Sacramento County held in contempt for failing to produce documents in wrongful imprisonment case

Jeremy Puckett spent almost two decades behind bars for crimes he didn't commit.

SACRAMENTO, Calif. (CN) — A federal judge found Sacramento County and two government agencies in contempt on Friday in a case of wrongful incarceration, ruling that certain accusations against them can be presented as facts to a jury.

After spending almost two decades in prison after being wrongly convicted on murder and robbery charges, Jeremy Puckett is now trying to get personnel and disciplinary records for his case against the county, sheriff and district attorney’s offices. After filing motions to compel the documents’ production, he sought to hold the agencies in contempt for failing to hand over the records.

On Friday, U.S. District Court Chief Judge Kimberly Mueller agreed in part. She ruled that certain accusations made by Puckett are now considered fact and can be delivered to a jury without dispute, including that the county and sheriff’s office had a practice of refusing to discipline or hold detectives responsible for violating people’s constitutional rights.

Though the judge didn’t grant all of Puckett’s requests, she did also find that one detective in a specific investigation said in court that his practice was to violate people’s constitutional rights.

“I thought it was justice,” said Buzz Frahn, an attorney for Puckett, in a phone interview with Courthouse News. “Judge Mueller found that they had acted willfully.”

“The defendants can’t dispute that or attack it,” Frahn added.

Contacted Friday, the county didn’t provide comment by publication time.

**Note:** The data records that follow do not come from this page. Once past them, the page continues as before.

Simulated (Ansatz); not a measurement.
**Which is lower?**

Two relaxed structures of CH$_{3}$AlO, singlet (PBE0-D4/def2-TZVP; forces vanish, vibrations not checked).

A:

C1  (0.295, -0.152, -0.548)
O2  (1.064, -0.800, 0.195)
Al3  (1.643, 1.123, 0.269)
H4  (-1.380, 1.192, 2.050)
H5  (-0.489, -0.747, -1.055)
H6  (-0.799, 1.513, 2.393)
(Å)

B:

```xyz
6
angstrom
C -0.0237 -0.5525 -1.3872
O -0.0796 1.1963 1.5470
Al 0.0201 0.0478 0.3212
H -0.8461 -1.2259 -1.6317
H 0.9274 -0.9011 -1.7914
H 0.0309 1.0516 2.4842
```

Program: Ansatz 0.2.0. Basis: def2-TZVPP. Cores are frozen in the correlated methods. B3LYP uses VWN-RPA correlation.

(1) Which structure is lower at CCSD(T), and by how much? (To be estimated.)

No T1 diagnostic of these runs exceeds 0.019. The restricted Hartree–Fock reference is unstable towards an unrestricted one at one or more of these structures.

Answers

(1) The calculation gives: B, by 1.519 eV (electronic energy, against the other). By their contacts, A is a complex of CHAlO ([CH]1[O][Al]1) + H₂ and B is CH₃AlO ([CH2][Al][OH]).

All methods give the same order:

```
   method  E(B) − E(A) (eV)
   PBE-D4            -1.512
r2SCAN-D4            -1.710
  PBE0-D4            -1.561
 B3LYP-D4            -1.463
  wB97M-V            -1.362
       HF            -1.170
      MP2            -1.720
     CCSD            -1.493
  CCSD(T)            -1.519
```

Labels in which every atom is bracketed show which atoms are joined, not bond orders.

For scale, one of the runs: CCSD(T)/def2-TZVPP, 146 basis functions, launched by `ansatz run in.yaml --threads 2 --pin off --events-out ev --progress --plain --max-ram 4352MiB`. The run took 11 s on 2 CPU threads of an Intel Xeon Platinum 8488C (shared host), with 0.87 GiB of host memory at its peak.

The county had argued that Puckett failed to comply with due process, as he didn’t properly provide any basis for a finding of contempt. The judge disagreed, pointing to a notice in which Puckett specifically told the county that his motion for contempt was based on their failure to obey a magistrate judge’s order for discovery.

That magistrate judge had told the county that, after searching for pertinent records and finding none, it needed to say that and give the judge a chance to determine if the search was adequate.

“The magistrate judge emphasized ‘boilerplate objections do not suffice,’” Mueller wrote.

However, the county offered what Mueller called similarly vague and boilerplate objections when responding to requests for documents — arguments the magistrate judge already had cast aside.

Puckett met his burden to show the county violated the magistrate judge’s order, Mueller ruled. That decision moved the burden to the county to show why it couldn’t comply with the order to present the requested records. In its response, the county didn’t say why it couldn’t obey.

“Defendants belatedly produced documents they had claimed did not exist, for more than a year, and did not explain the steps they took at any point to search for responsive documents either in their responses or amended responses to plaintiff’s requests for production,” Mueller wrote.

That led Mueller to find the county in contempt.

Noting that monetary sanctions haven’t spurred the county to produce the relevant records, Puckett said evidentiary sanctions were needed — that the list of accusations should be deemed true.

The discovery process — obtaining the requested documents — should typically occur without a judge’s supervision, Mueller wrote. Because the county wouldn't cooperate with discovery, Puckett asked the judge to intervene, prompting the county to respond by asking the magistrate judge to reconsider seven times.

“Moreover, defendants have misled the court and plaintiff, in material respects,” Mueller wrote. “For over a year, defendants claimed not to have the documents they did belatedly produce and repeatedly represented to the magistrate judge they did not have the documents.”